Pay attention to your threat intelligence’s shelf life

 

With each day that passes, threat intelligence platforms automatically absorb hundreds, thousands, potentially millions of indicators, forcing teams, and vendors, to quickly define a threat data lifecycle or expiration strategy.

Much like attribution, expiration efforts are very subjective and depend entirely on tools, adversaries, feeds, and the teams’ sanity point between chasing false positives and precautionary due diligence alerts.

So what do people mean when they talk about expiration? Put simply, your threat intelligence has a shelf life and this means it needs to be kept track of, used before it goes off and got rid of when it’s past its best.
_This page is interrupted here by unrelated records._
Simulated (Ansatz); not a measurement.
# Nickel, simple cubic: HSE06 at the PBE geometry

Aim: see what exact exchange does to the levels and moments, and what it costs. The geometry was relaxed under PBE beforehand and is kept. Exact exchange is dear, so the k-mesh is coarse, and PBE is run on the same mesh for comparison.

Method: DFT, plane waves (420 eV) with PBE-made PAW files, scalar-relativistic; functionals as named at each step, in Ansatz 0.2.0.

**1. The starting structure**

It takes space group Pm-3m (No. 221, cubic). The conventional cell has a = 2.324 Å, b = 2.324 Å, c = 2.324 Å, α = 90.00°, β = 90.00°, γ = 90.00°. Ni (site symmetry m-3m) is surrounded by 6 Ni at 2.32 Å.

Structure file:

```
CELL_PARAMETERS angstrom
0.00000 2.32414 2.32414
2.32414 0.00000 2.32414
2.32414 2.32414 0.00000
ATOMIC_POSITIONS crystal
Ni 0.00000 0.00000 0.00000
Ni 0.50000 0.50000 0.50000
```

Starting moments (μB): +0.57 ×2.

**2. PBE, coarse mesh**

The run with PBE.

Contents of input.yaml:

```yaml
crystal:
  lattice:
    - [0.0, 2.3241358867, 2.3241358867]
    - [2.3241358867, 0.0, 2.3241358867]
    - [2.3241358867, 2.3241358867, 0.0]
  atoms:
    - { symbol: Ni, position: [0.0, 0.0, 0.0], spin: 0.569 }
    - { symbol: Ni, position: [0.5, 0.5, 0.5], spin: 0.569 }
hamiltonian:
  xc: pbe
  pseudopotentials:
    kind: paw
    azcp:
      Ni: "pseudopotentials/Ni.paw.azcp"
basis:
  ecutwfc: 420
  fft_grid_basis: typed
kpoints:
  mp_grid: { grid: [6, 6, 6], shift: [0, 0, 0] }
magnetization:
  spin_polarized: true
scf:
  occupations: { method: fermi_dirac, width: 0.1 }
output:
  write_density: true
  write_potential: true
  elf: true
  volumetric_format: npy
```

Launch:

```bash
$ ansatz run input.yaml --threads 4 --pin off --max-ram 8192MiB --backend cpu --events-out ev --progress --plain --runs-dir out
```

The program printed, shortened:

>See also: The ineffectiveness of siloed cyber security thinking

Unfortunately, there is neither a well-defined industry standard on how to expire intelligence, nor do the intelligence providers themselves offer much assistance – at least not in any official capacity. Luckily, there are strategies available you can use and continue to refine as your threat operations program matures.

An entry-level strategy

Let’s consider two core attributes of intelligence to begin with – source type and indicator type. Tying expiration to source alone is not enough as this assumes that all intelligence from a source is created equally, which simply isn’t true. Combining source and indicator type will provide you with a more complete view of your intelligence.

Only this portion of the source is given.